Here's one from the "In Case You Missed It" file: Consolidated Edison, the same power company that stumbled badly in its efforts to get the lights turned back on after super storm Sandy brought swaths of New York and New Jersey to its knees in October, paid out more than $4 million in incentive bonuses to key executives.
No real news here, right? Let's face it – publicly-traded companies pay out big executive bonuses all the time, come rain, sun or – ahem – hurricane.
Yet here's the kicker: ConEd explicitly linked the payouts to the performance of what turned out to be a tumultuous year, which included Sandy, a work stoppage and a sweltering summer that triggered power outages across the city.
According to ConEd's proxy statement, the CEO, the CFO and the president deserved "recognition of their efforts in guiding ConEdison of New York through significant challenges encountered in 2012." Really?
Based on that logic, CEO Kevin Burke got more than $1.8 million, president Craig Ivey earned about $877,000, and CFO Robert Hoglund reaped nearly $500,000 in additional money. ConEd's general counsel and the head of its Orange and Rockland Counties unit raked in $420,000 and $716,600, respectively.

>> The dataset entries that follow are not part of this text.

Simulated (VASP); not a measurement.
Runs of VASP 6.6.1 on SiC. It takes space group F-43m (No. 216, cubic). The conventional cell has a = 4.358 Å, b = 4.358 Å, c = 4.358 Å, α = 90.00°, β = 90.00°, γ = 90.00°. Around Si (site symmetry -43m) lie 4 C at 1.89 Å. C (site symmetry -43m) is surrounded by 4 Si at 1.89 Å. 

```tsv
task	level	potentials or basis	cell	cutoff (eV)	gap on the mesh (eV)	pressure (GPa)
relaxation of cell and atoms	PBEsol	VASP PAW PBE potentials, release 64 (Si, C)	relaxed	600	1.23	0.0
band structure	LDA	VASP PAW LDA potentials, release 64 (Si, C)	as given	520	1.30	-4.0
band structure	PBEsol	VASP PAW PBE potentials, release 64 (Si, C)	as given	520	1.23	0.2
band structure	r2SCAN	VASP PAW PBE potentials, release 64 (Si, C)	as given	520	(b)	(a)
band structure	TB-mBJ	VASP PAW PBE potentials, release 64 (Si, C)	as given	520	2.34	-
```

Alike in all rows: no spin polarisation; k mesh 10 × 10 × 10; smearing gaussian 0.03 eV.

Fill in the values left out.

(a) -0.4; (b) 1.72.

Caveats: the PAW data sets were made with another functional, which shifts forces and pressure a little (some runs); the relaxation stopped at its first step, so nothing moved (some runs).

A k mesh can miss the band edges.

The sleuths over at Footnoted.com, which first reported on the filing earlier this month, point out a few things in ConEd's defense: namely, that the bonuses awarded last year were virtually identical to the previous two. And to be fair to the company, its compensation policies are based on a "peer group" formula that pays its executives roughly what other publicly-traded utilities earn.